By Roelof Louw, Cloud Expert at T-Systems in South Africa
Many organisations are acknowledging the benefits of migrating to the cloud and are seeing their competitors either considering this option or having already made the move. For small medium enterprises (SMEs), the decision is easy as the path to migrate is less onerous and considerably less complex. However, larger organisations have additional considerations to factor in such as compliance issues, which require information to be stored within the country, and security concerns.

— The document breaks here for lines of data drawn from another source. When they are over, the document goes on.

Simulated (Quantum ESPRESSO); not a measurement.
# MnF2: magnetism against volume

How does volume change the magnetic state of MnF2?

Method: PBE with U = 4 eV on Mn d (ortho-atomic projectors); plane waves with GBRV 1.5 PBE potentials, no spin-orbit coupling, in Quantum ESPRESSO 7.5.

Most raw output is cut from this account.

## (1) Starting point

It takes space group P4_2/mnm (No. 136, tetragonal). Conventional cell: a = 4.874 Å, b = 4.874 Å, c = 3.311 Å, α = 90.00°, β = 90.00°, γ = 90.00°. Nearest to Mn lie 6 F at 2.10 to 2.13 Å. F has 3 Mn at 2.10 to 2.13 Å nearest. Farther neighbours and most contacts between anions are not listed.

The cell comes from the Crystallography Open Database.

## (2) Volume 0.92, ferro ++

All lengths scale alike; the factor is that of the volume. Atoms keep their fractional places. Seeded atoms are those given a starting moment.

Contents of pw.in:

Further adding to the conundrum is the question of whether to outsource data centre facilities to a hosted provider, attempt to leverage the investment of an existing data centre, or invest in building a new, purpose-built data centre for cloud solutions. Addressing this data centre dilemma requires careful consideration of legalities, organisational requirements, and existing infrastructure, so that the most appropriate and cost-effective option can be selected for cloud solutions going forward.
In South Africa, the uptake of cloud solutions is generally slower than seen in America and Europe. However, following global trends, SMEs have been quicker to adopt cloud solutions, as a result of the fact that they are geared towards faster adoption and are subject to fewer restrictions from auditory and compliance bodies. Within larger corporates, they not only have security and compliance barriers to contend with but the data centre is also a significant consideration. Corporates need to make the decision on utilising existing data centre infrastructure or taking the hosted route, and this decision can impact the adoption of cloud services.
Many large organisations have already invested heavily into data centre infrastructure. However, when it comes to leveraging existing infrastructure for the purposes of cloud solutions, there are several challenges. This legacy investment and infrastructure was designed and built for a computing environment that is very different from the one necessary to support the cloud.
Data centre environments for the cloud often require very dense storage arrays, which existing centres may not have, and which also require more advanced cooling and heat dissipation as a result of increased density. Added to this is a growing awareness of the need for improved energy efficiency, both to meet global environmentally friendly requirements and to counter ever-increasing energy bills. Utilising an existing data centre for cloud purposes may require extensive and costly renovations and upgrades, so the benefit of leveraging this investment can be somewhat diluted by the need to cater to a high-density cloud environment. One option for organisations in this instance is to sell their data centre to a service provider, who can then upgrade it as necessary and offer hosted services out of the centre, improving cost-effectiveness of services.
Another option for organisations is to build their own, purpose-designed cloud-ready data centre. Although this may be a costly exercise, there are some applications where this expense is warranted, and the data centre will be able to leverage economies of scale to justify costs. For example, large multinational banking organisations with branches and offices all over the country are legally required to maintain their own data, and also have the scale to justify this cost. Building their own cloud data centre in this case is the optimal route to meet compliance, security and data centre needs.
However, for many businesses, building a cloud-ready data centre is not an expense that can be justified. As a result, moving to a hosted service provider data centre model is becoming a predominant trend in the market. Moving into service-based data centre solutions enables organisations to leverage the best-of-breed infrastructure and high-density arrays necessary for cloud solutions, without the capital expenditure of building their own data centre. Services are paid for on a monthly basis following a per-usage model, further improving cost efficiency. Technology is guaranteed to be kept up-to-date, and service levels are agreed and guaranteed up front. Data centre space is also highly flexible and scalable in the hosted environment, so organisations can scale their space up or down as required without the need to install additional infrastructure.
Service provider data centres also incorporate the latest in green, energy efficient technology, meeting sustainability and corporate responsibility objectives. From a legislation and compliance perspective, the service provider is also required to be certified and meet these criteria, so organisations can ensure that their data centre meets these needs too by using a hosted service. Hosted data centre providers offer this service as a core competency, which is often not the case for many corporates, thus leveraging a service provider’s environment can help to ensure better service levels and infrastructure to allow cloud services to run smoothly and effectively.
With cloud computing, the data centre is a critical component, and organisations need to select the optimal data centre solution to meet their needs. The business case for maintaining the data centre in-house needs to be carefully examined, and the cost of upgrading existing infrastructure weighed against the benefits. For many organisations, maintaining their own data centre for their cloud environment is simply not a cost effective exercise, or one in which they are skilled. For this reason, many corporates are turning to hosted or outsourced data centre solutions to support their cloud objectives.